ADR-048: Azure Key Vault for Cross-Layer Deployment Output Storage
Status: Accepted
Date: 2025-10-23
Decision Makers: Infrastructure Team, Architect
Related ADRs:
- ADR-032: Remove Azure Key Vault from MVP (superseded for infrastructure use case)
- ADR-041: 4-Layer Deployment Architecture
- ADR-047: Layer-Specific RBAC Architecture
Context
Problem Statement
Our 4-layer deployment architecture (ADR-041) requires each layer to retrieve outputs from previous layers to wire dependencies. Currently, we query Azure deployment history using az deployment group show, which has several reliability and performance issues:
Current Approach Issues:
- Deployment History Retention Risk
- Azure ARM maintains ~800 deployments per resource group
- Older deployments may be purged after limit reached
- No SLA guarantee on retention period
-
Layer deployments fail if prerequisite deployment history purged
-
Poor Performance
- Layer 4 makes 9 separate
az deployment group showAPI calls - Each call takes 1-2 seconds
- Total prerequisite query time: 10-18 seconds
-
Adds significant overhead to every deployment
-
Fragile Name Pattern Matching
- Relies on patterns like
[?contains(name, 'layer1-foundation')] - Breaks if deployment naming conventions change
-
Requires additional sorting for multiple matches
-
Parallel Deployment Conflicts
- Single resource group = single namespace
- Concurrent deployments can conflict
- Difficult to support feature branch deployments
Example from deploy-layer4-apps.sh (lines 117-179):
# Find Layer 1 deployment (API call 1)
LAYER1_DEPLOYMENT=$(az deployment group list \
--resource-group "$RESOURCE_GROUP" \
--query "[?contains(name, 'layer1')].name | [0]" -o tsv)
# Get each output individually (API calls 2-9)

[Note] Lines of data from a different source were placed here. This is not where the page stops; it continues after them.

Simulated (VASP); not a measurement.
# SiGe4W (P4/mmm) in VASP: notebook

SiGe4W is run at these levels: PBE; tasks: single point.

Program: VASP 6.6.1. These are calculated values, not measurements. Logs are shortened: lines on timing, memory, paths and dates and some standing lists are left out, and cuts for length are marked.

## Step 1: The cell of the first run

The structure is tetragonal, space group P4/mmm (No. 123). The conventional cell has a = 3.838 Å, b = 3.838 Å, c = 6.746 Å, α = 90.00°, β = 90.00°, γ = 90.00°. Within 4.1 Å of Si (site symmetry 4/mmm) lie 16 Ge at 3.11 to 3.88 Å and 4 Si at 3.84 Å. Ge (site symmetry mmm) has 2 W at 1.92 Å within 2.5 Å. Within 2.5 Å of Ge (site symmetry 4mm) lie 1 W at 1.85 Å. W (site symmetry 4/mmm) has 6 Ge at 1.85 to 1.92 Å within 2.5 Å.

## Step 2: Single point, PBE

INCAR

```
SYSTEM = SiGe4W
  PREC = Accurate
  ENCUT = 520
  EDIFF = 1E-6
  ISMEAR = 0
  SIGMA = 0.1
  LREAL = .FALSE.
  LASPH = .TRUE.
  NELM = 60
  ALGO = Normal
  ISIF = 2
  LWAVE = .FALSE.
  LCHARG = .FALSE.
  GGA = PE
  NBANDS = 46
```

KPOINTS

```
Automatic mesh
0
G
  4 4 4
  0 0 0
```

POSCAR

MANAGED_IDENTITY_ID=$(az deployment group show \
--resource-group "$RESOURCE_GROUP" \
--name "$LAYER1_DEPLOYMENT" \
--query "properties.outputs.managedIdentityId.value" -o tsv)
APP_INSIGHTS_CONN_STRING=$(az deployment group show ...)
AI_ENDPOINT=$(az deployment group show ...)
# ... 6 more similar calls
Why Not Keep Current Approach?
The deployment history approach was acceptable for initial development but has fundamental limitations: - Cannot guarantee long-term reliability (purge risk) - Performance degrades as we add more outputs - Does not scale to parallel development workflows - Industry has moved to explicit endpoint registries
Relationship to ADR-032
ADR-032 removed Key Vault because the application didn't need it for secrets management. This ADR reintroduces Key Vault for a different purpose: infrastructure deployment output storage. This is a standard pattern in cloud infrastructure (see Alternatives Considered).
Key Distinction: - ADR-032 Scope: Application runtime secret management (API keys, passwords) - ADR-048 Scope: Infrastructure deployment coordination (resource IDs, endpoints)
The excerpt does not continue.